Call Center Quality Assurance

Call center quality assurance should be the number one priority for all companies  that provide this service to their customers.

When thinking about quality  assurance in general, it’s always a good idea to consider the well-known golden  rule: do unto others as you would have  them do unto you.

As a customer, you have  probably had an unhappy encounter with what I think of as “phone mail hell,”  which is the excruciating experience of dealing with a synthesized computer  voice instructing you to push a variety of buttons and/or speak your responses  (usually several times) to get the desired (or any!) result.

There are many systems  available today that are designed to monitor call times, number of call  responses, etc. These systems are created by well-intentioned individuals and  companies for the purpose of monitoring and potentially improving Call center quality assurance procedures.

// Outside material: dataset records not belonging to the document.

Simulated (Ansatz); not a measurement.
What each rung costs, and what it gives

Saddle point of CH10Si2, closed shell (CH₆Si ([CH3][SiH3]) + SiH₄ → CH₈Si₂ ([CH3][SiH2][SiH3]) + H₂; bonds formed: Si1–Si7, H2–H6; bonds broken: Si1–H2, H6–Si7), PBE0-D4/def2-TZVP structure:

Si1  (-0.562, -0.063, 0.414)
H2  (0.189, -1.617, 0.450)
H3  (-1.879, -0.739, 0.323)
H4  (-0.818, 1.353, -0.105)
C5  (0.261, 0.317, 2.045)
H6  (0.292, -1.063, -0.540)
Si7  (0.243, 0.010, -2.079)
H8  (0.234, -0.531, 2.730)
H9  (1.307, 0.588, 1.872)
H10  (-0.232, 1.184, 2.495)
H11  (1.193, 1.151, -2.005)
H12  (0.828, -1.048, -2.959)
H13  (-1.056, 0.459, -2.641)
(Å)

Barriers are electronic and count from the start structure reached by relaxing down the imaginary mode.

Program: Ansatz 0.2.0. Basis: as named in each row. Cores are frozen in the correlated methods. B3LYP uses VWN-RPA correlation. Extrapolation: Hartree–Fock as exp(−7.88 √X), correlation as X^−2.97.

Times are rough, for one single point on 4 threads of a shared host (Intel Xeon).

To that end, they track and  maintain a variety of statistics that can be analyzed and used to make call  center procedures more efficient and effective. Without detailing the features  of these systems, they probably all have some merit. Automated system aside however, I believe  that the most important aspect of Call  center quality assurance is the focus on creating happy clients via  personal human contact.

Some of the automated “push  1 for this choice, push 2 for the other choice” systems can potentially be  replaced by a simple checklist/questioning strategy read by a real live human  being.  While I realize that for large  call centers that take thousands of calls per day, this may seem like an  impractical suggestion, the customer should at least be given the option to  speak to a person upon request.

Whatever the methodology  used, periodic customer surveys are also a good method of assessing the  effectiveness Call center quality  assurance procedures.  While  automated call systems will give you statistics on average wait times, duration  of calls, etc., surveys will give you a better idea of the customer’s  impression of your service, which ultimately may have a great impact on client  retention.

Here are some suggested categories for a survey:

The value of the  information received/relevance to job function

The courtesy and professionalism of the support staff.

The amount of  wait time and whether it was well used (i.e., “dead air”, music, or useful  recorded information provided?)

Follow-up/turnaround time for call backs

Those are just a few general  categories to get you started on Call center QA improvements. Notice that the questions are  subjective because they are meant to determine the customers mindset as opposed  to simply gathering facts and figures.   Ultimately, the decision to buy (or remain a customer) is based on  emotion, not facts.